Dubai: Arabtec’s proposal to reduce its capital and launch a Dh1.5 billion rights issue could be the first step in finally turning around the company’s financial performance in the long term after nine consecutive quarters of losses, analysts said.

Arabtec on Monday said it will convene a general assembly meeting to get shareholder approval for a capital reduction plan and a Dh1.5 billion rights issue.

This came as the Dubai-listed construction company reported Dh3.4 billion in net losses in 2016, widening from the Dh2.35 billion losses recorded a year earlier. Losses for the fourth quarter of 2016 alone were Dh2.95 billion compared to Dh403,740 in losses recorded in the same quarter of 2015.

“Nobody in their most pessimistic expectations expected a number like this. If they announce these numbers without announcing any plans for refinancing or rebuilding the capital, that would have been worse for a public company. I think shareholders will have to take some more pains going forward as part of the restructuring of the capital,” said Mohammad Yasin, managing director at National Bank of Abu Dhabi Securities.
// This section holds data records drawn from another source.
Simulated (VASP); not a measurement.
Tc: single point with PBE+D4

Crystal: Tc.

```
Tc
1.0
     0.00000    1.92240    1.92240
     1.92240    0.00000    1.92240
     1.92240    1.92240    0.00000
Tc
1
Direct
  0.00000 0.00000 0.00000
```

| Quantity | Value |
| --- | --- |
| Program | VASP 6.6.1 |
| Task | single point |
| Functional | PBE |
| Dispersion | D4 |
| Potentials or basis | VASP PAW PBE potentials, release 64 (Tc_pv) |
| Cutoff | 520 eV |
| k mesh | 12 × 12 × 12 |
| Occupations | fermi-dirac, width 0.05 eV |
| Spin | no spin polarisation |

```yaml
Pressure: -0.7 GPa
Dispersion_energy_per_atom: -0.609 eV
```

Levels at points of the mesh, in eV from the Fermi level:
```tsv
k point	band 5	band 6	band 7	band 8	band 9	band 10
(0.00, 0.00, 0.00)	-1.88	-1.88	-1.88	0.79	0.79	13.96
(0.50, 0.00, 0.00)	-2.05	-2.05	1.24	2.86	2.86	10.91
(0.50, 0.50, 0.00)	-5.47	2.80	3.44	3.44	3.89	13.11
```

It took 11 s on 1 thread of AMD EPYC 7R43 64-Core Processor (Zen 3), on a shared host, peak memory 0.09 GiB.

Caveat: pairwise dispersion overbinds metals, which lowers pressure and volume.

He added that the company may start seeing improved performance in 2018 but not in the short term.

“I think Arabtec can be a good turnaround story, but we’re not sure where from because we’re not sure how much of a loss the current shareholder will absorb before capital restructuring happens, and until that happens, we don’t know where the share price will bottom out,” Yasin said.

Meanwhile, Hamish Tyrwhitt, group chief executive officer of Arabtec, said the board’s decision to reduce capital follows an assessment of the company’s financial and operational position, as well as the appointment of new leadership.

He added that a capital reduction programme would allow the bank to keep its “existing arrangements with lending banks, avoiding the cost of additional interest payments and maintaining the group’s required ratio of debt to capital.”

In a separate statement, Arabtec said its other proposal to raise Dh1.5 billion via a rights offering will allow the company to fund the completion of ongoing projects, and provide financial flexibility to pursue growth. The company said its backlog of existing and committed future projects stands at Dh18.1 billion.